Reputation: 69
I am currently unable to find a direct way to load .gz files via autoloader. I can load the files as a binary content but I cannot extract the compressed xml files and process them further in a streaming way.
Therefore, I would like to know if there is a way to consume the content of a gzip file via databricks autoloader
Upvotes: 3
Views: 774
Reputation: 730
Before, Databricks’ users had to load an external package ‘spark-xml’ to read and write XML data. But it didn’t work well with streaming (autoloader, for example) and serverless and lacked advanced capabilities like schema evolution that are available with other text formats like csv and json.
Since Databricks Runtime 14.1 and above, Native XML is supported. You can also use it with Auto Loader.
It supports gzip, you don't need to unzip it, just read as if it's xml. I tested autoloader on S3 to read a gzip XML file using the following snippet and it worked as expected.
query = (spark
.readStream
.format("cloudFiles")
.option("cloudFiles.format", "xml")
.option("rowTag", "FI")
.option("cloudFiles.inferColumnTypes", True)
.option("cloudFiles.schemaLocation", "/Volumes/****/schema")
.option("cloudFiles.schemaEvolutionMode", "rescue")
.load("/Volumes/****/data")
.writeStream
.format("delta")
.option("mergeSchema", "true")
.option("checkpointLocation", "/Volumes/****/checkpoint")
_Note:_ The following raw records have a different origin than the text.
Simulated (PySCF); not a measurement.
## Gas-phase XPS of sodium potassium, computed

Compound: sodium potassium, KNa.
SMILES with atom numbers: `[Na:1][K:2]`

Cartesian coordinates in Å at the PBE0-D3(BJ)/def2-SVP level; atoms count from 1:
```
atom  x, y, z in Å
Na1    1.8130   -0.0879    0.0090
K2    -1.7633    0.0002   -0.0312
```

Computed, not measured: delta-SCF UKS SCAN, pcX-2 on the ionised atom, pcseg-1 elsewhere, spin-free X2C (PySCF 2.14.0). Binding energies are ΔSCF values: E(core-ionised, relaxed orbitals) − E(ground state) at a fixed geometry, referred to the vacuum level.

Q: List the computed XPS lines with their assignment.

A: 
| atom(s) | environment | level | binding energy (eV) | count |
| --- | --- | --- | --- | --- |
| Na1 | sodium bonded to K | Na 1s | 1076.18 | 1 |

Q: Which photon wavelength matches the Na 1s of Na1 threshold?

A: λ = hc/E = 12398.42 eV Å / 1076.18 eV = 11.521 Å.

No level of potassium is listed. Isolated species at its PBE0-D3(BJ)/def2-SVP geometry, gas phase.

.trigger(availableNow=True)
.start("/Volumes/****/test")
.awaitTermination()
)
Then you can check the output data.
df=spark.read.format("delta").load("/Volumes/****/test")
Note: This feature supports Python
reference: https://docs.databricks.com/en/_extras/documents/native-xml-private-preview.pdf
https://docs.databricks.com/en/query/formats/xml.html#language-scala
Upvotes: 0